|Fortune and Misfortune
||[Sep. 28th, 2006|12:35 pm]
|||||The Darkened Appartment||]|
|||||Julia getting ready for class, not knowing I'm home||]|
I'm losing my job because the restaurant where I work is closing. Sigh. I wish I was one of those college students who didn't have to work to put themselves through college. At Wash U, I am surrounded by such students and am often consumed with envy. I try to tell myself that such is the glory of the bohemian lifestyle, but it's hard to stey cheerful and bohemian( or is that gloomy and bohemian?) when I have no idea how I'm going to get my car fixed, or really how I'll be able to eat in the coming weeks. You know, I've become accustomed to eating. I like it. I hope I can keep doing it. Terror if terrors, I'll have to ask my parents for money. I'm not sure they'd give it to me in the first place, and I think I'll have to get really hungry before I'm willing to put up with whatever it is they construe as the giant mistake I made recently. Remember when the big crises I had over the summer was being too extroverted to be happy?
This isn't to say that I'm not happy. I'm very happy, and very worried. Somehow it will work out. I will be able to pay my bills and I will be able to eat, right? Right. If the university would get their shit together figure out my hereditary scholarship (like they did last year) everything would be okay. Perhaps I should call them.

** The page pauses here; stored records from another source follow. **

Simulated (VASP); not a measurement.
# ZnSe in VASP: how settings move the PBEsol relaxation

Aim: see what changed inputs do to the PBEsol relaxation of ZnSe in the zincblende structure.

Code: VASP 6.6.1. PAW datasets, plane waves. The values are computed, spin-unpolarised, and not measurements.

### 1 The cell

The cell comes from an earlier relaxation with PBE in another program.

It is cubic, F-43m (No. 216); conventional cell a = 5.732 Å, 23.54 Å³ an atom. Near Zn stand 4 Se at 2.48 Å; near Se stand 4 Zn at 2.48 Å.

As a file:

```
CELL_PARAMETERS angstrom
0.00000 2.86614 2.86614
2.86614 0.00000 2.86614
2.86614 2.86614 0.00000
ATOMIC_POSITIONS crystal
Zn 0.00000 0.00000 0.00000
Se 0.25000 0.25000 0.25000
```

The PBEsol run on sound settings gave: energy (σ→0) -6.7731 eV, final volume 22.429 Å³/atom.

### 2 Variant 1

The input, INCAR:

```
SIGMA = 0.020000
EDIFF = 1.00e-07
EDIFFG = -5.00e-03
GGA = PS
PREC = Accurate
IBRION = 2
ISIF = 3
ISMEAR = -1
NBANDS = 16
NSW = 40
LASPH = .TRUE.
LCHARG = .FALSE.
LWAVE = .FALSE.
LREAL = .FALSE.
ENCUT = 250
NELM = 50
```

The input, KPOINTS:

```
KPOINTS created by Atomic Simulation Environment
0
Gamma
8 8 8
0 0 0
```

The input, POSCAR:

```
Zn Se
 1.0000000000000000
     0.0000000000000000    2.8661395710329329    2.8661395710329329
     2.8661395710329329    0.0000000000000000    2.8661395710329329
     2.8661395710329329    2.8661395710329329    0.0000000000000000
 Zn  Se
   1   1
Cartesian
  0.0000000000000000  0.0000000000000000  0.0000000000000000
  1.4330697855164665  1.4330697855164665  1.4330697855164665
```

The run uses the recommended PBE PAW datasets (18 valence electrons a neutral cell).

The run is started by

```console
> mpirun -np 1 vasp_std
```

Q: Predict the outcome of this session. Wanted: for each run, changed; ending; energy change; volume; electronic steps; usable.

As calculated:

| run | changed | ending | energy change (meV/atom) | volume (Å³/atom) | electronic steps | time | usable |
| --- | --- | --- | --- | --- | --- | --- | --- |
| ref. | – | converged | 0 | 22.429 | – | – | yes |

Also,I have fortunate things to report. I'm doing well very in my classes, and I feel singularly proud of it. I was convinced they'd be harder since they're all discussion-based, but I am managing to hold my own and that makes me feel confident. However, I am tired of feeling like I'm an arrogant asshole all the time when I feel good about something that I've done. Maybe I should just talk less. Lately, it seems that no matter what I say (outside of class) I'm annoying those around me and am coming off affected and pretentious.
Wow. That little pity-party got really depressing really fast. Sorry, guys. Just a moment of weakness and doubt that will surely be soon replaced by wacky antics.